Wind turbines are damaging Scottish mountaineering, it is said

Wind turbines are damaging Scottish mountaineering, it is said

The Scottish Government is being called on to act now to protect wild lands as a survey reveals that wind farms in mountain areas are damaging a key area of tourism.

The call from Scotland’s representative body for mountaineering comes ahead of a debate at Holyrood when MSPs will discuss the Draft Third National Planning Framework (NPF3).

A survey of nearly 1,000 climbers and hill walkers, carried out by the Mountaineering Council of Scotland, revealed that 68% say parts of Scotland are now less appealing because of wind farms. Around two thirds have already been put off by wind farms from visiting or revisiting places in Scotland they had visited before.

Over four-fifths of respondents said there must be protection for National Parks, National Scenic Areas and Core Areas of wild land. Two-thirds want buffer zones so developers cannot spoil these special areas by placing industrial-scale wind farms around their perimeters.

And 67% say wind farms are making Scotland as a whole a less appealing place to visit.

The findings (see summary in Notes for Editors) come as large electricity generation and other renewables companies lobby the Scottish Government to abandon proposals for stronger planning guidelines (part of the NPF3 process) which would offer some extra protection for wild lands.
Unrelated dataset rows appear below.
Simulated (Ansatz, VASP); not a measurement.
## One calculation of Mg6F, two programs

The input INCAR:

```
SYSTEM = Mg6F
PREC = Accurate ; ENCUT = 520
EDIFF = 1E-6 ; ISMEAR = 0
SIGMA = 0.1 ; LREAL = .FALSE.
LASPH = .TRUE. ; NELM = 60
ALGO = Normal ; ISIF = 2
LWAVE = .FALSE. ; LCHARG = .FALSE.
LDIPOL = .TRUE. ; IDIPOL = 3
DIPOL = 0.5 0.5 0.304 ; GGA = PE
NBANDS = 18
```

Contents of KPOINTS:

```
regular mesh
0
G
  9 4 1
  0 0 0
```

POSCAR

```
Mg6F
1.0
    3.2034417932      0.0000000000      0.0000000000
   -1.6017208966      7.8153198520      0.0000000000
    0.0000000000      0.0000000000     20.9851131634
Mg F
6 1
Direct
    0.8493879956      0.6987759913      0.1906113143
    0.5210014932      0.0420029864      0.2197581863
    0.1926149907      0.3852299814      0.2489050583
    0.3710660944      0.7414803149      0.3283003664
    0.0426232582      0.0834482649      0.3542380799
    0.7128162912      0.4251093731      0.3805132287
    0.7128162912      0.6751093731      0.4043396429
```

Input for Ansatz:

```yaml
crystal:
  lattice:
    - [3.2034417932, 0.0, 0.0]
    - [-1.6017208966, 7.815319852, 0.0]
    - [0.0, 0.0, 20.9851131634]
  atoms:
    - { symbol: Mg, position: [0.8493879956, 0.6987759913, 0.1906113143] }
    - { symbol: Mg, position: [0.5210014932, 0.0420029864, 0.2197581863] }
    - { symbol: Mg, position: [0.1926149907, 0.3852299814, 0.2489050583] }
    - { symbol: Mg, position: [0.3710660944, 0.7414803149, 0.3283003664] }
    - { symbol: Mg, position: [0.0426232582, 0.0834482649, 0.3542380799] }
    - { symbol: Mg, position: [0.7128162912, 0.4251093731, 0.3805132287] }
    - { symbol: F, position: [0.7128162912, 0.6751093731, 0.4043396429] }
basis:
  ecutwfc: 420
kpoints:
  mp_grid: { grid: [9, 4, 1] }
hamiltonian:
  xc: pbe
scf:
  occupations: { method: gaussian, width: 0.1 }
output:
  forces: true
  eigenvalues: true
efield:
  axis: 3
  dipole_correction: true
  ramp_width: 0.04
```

David Gibson, MCofS Chief Officer, said: “The survey results are a stark warning to the Scottish Government – badly sited wind farms are a serious threat to Scotland’s reputation as a tourism destination. The more that are built in our mountains, the more visitors are put off.

“Many of the wind farms planned for Scotland’s most remote and beautiful areas have yet been built and the evidence from this, and other surveys, suggests that visitors dislike them more and more as they cease to be a novelty.

“Natural heritage tourism is worth £1.6 billion (see Notes for Editors) to the Scottish economy and tourism organisations have consistently emphasised the importance of nurturing these kinds of visitors. One of the main ways of doing this is to ensure that Scotland is seen as offering an “authentic” experience.

“We have written to Energy, Enterprise and Tourism minister Fergus Ewing, who holds the brief both for the approval of large scale renewable energy developments and for tourism, asking for a meeting to discuss the urgent need to protect Scotland’s rapidly diminishing wild, open mountain landscapes.

“It is deeply disturbing that the renewables lobby is using all its influence to push the Scottish Government into abandoning proposals that would give some protection to one of Scotland’s greatest natural assets.

“Ministers must take decisive action to defend Scotland’s natural heritage and the livelihoods of all those small businesses and jobs that depend on walkers and climbers to make a living.”

The need to protect Scotland’s reputation among hill walkers and climbers was emphasised by the BMC (British Mountaineering Council), sister organisation of MCofS, which represents climbers and hill walkers in England and Wales.

BMC CEO Dave Turnbull said: “The survey results are no surprise to the BMC. The ‘away from it all’ feel of the Scottish mountains is one of their biggest attractions to walkers and climbers from south of the border. People will naturally vote with their feet and start avoiding areas with intrusive wind farm developments.”

Andrew Northcott, an English climber, is among those who increasingly find that badly sited wind farms are damaging the qualities which make Scotland’s mountains so special.

He said: “I headed up Meall nam Fuaran from Glen Quaich. It was my first walk in the Highlands for almost a year and I really looked forward to it.

“There should have been a fabulous view towards snow-covered mountains – but what a shame! Someone had put a wind farm high up at 600 meters, changing the wild experience and obscuring the view. I counted 14 turbines in total.

“Why is Scotland’s environment being trashed in pursuit of power?”

These views were echoed by John Mackenzie, The Earl of Cromartie, who runs a tourism business at Castle Leod, in Strathpeffer, and who is current president of the Scottish Mountaineering Club and a former MCofS president.

“The attraction of Scotland for the climbers and hill walkers who live here, and for the many who visit from the rest of the UK and overseas, is that it offers the chance to escape into wild and beautiful mountains that are both accessible and of world class status despite their relatively small size; real mountains but on a human scale. It is this small scale of landscape that therefore makes industrial turbines so out of scale and thus visually intrusive.

“The mountain landscape is now under severe threat from the growing numbers of these industrial-scale wind farms that are increasingly changing the character of the landscape. It may not be easy to restore the landscape once the turbines have reached the end of their operating life. It is essential that we put a brake on this in order to protect our mountains and the tourism which is so vital to the prosperity of so many people in small and remote communities.

“The main cause of objection to this out-of-scale industrialisation is where it is placed and the effect it has on our landscape. The Scottish Government should seriously consider a buffer zone and be stringent where turbines are proposed in designated landscape areas.”